Exploring Holland Michigan with kids

The following post is written by Pit Stops for Kids’ Midwest contributor, Kate Basi.

The town of Holland, Michigan was settled by Dutch immigrants in the mid-19th century, and has made a name for itself as a go-to destination for experiencing Dutch culture. Situated near Lake Michigan, three hours from both Chicago and Detroit and 35 minutes from Grand Rapids, Holland boasts two stand-out attractions for families.

Nelis’ Dutch Village


One part amusement park, one part living history, and one part quaint shopping district, the Dutch Village is a compact, charming replica of 19th-century Dutch culture.

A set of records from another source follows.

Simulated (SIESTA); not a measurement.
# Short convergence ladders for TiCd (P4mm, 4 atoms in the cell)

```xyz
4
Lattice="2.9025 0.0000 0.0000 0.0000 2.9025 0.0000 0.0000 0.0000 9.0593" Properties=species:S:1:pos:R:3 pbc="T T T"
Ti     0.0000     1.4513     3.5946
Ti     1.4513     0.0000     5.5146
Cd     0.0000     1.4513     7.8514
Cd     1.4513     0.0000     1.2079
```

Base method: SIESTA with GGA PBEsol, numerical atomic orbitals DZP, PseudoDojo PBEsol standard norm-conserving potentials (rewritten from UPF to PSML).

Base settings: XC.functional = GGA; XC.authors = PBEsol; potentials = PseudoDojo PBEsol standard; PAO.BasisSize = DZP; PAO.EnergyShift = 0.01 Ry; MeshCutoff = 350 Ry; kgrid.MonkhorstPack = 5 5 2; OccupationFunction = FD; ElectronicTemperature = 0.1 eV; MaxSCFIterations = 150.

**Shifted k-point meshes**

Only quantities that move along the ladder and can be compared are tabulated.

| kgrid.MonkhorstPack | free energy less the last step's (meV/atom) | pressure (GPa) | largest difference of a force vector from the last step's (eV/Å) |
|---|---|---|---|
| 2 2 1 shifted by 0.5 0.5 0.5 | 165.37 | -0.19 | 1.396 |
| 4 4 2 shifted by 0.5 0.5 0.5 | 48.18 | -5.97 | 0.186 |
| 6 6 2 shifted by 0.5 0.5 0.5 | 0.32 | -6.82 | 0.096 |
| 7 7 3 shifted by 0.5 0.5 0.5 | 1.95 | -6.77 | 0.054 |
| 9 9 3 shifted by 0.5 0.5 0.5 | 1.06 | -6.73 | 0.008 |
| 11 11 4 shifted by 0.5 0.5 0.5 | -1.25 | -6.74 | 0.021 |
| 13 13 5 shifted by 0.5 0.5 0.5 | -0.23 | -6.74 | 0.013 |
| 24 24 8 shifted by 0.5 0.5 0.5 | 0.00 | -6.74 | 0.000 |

Originally opened as a retail shop for the Nelis family’s tulip growing operation, the village now boasts a carillon, cafe, pub, extensive gift shop, and attractions for kids and adults alike.
Start your day by saying hello to the families of ducks paddling in the Village’s decorative canals. Then listen to a performance of the “Gouden Engel” (golden angel), a 1920s street organ. This wooden-piped, ornately carved and painted work of art includes drums and mechanical figures. Periodically through the day, costumed employees converge on the square in front of the organ to demonstrate klompen dancing. Afterward, the crowd is invited down to learn a basic dance.

All-you-can-ride carnival-style swings, windmill-themed Ferris Wheel, small zip line and carousel are included in the admission price. For the little ones, there are also “petal pusher cars,” which run on railroad tracks and are powered by the children themselves.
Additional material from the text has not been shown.